This post is part of our series about container technology:
- What Are Namespaces and cgroups, and How Do They Work? (this post)
- Building Smaller Container Images
Recently, I have been investigating NGINX Unit, our open source multi-language application server. As part of my investigation, I noticed that Unit supports both namespaces and cgroups, which enables process isolation. In this blog, we’ll look at these two major Linux technologies, which also underlie containers.
Containers and associated tools like Docker and Kubernetes have been around for some time now. They have helped to change how software is developed and delivered in modern application environments. Containers make it possible to quickly deploy and run each piece of software in its own segregated environment, without the need to build individual virtual machines (VMs).

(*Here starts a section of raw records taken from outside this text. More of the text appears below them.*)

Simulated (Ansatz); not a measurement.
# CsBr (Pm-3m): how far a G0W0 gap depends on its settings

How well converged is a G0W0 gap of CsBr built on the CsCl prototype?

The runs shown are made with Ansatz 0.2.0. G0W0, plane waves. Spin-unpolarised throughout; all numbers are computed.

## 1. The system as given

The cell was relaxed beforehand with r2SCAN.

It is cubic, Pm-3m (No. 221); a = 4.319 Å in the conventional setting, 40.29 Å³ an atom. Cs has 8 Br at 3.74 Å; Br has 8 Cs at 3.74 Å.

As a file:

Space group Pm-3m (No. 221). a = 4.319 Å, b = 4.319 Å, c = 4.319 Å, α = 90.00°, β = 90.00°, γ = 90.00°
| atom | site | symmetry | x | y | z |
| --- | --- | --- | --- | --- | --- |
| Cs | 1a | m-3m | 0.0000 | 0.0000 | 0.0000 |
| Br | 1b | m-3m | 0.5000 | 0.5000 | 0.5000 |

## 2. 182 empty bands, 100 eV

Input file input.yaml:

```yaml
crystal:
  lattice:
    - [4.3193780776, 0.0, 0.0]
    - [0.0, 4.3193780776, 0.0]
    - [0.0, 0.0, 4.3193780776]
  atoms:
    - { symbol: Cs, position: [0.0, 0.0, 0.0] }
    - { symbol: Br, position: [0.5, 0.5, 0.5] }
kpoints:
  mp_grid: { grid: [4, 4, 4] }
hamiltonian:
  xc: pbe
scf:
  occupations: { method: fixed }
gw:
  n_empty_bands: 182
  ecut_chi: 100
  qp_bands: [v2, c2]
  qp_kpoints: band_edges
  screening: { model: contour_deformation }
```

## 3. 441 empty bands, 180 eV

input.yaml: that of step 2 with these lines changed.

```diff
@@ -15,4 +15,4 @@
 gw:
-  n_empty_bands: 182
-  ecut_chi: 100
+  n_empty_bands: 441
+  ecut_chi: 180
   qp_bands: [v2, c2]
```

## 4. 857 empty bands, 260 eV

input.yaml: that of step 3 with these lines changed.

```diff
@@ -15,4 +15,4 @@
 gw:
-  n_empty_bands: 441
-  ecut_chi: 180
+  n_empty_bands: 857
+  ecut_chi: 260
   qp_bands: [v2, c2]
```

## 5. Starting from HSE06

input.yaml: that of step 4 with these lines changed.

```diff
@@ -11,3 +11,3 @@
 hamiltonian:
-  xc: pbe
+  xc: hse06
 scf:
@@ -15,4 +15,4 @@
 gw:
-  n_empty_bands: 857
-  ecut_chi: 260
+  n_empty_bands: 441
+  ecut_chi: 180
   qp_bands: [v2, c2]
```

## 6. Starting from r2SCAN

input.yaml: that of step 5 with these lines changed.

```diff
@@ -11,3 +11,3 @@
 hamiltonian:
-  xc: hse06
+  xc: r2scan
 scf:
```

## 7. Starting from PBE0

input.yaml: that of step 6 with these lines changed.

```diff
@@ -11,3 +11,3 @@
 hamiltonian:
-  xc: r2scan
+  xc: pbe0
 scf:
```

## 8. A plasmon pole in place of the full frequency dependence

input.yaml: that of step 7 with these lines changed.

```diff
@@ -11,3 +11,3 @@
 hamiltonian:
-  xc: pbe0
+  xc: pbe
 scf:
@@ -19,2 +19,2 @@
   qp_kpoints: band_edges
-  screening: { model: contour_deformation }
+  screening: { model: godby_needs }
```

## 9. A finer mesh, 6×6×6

Most people probably give little thought to how containers work under the covers, but I think it’s important to understand the underlying technologies – it helps to inform our decision‑making processes. And personally, fully understanding how something works just makes me happy!
What Are Namespaces?
Namespaces have been part of the Linux kernel since about 2002, and over time more tooling and namespace types have been added. Real container support was added to the Linux kernel only in 2013, however. This is what made namespaces really useful and brought them to the masses.
But what are namespaces exactly? Here’s a wordy definition from Wikipedia:
“Namespaces are a feature of the Linux kernel that partitions kernel resources such that one set of processes sees one set of resources while another set of processes sees a different set of resources.”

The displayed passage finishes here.